Tuesday, April 18, 2017
Slate: The IRS Is Using Private Debt Collectors Again. And It May Not End Well, by Adam Chodorow (Arizona State):
Last year, Congress authorized the Internal Revenue Service to use private debt collectors to go after unpaid tax liabilities — and this month, if you are one of the unfortunate, you may have already had the pleasure first-hand. The U.S. Treasury hopes to assign up to 1,000 delinquent accounts a month to each of four different companies, which will be able to keep 25 percent of the tax bills they collect.
We’ve been here before — twice, in fact — and the government actually lost money. It is not at all clear why this time should be different. And even if the program does save the government money, as its proponents promise, turning over delinquent tax accounts to private debt collectors raises a host of issues that should give us pause. ...
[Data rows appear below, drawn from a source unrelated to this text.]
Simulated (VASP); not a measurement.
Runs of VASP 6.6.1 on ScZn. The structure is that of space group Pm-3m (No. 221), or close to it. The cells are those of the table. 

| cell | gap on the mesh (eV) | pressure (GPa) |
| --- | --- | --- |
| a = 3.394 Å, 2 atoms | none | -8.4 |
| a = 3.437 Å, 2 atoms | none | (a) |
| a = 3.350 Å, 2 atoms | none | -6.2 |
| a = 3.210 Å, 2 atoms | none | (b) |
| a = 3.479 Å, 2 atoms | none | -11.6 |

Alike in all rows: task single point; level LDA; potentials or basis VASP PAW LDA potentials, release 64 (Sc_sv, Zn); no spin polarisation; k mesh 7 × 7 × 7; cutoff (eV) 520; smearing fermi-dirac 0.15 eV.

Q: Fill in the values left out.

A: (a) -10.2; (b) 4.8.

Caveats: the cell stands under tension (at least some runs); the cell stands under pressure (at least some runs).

We have come to a point where audits have fallen to their lowest levels in over a decade, in large part because we have refused to fund the IRS at levels sufficient for it to carry out its mission. While these cuts have been touted as necessary in an era of tight budgets, the IRS falls into that rare category of government spending that actually raises revenues. Studies suggest that every $1 spent on enforcement yields $10 of revenue. And it is hard not to notice the distributional impact of our current policy, which reduces enforcement for larger taxpayers, while unleashing private debt collectors on the little guys.
It is sometimes fashionable to draw parallels between perceived degeneracy in the U.S. and Rome, suggesting that we are walking a Roman path to the end of our American empire. Another key factor in the Roman collapse was the abuses heaped upon the people by private tax collectors.
Let’s take another path—and start by fully funding the IRS.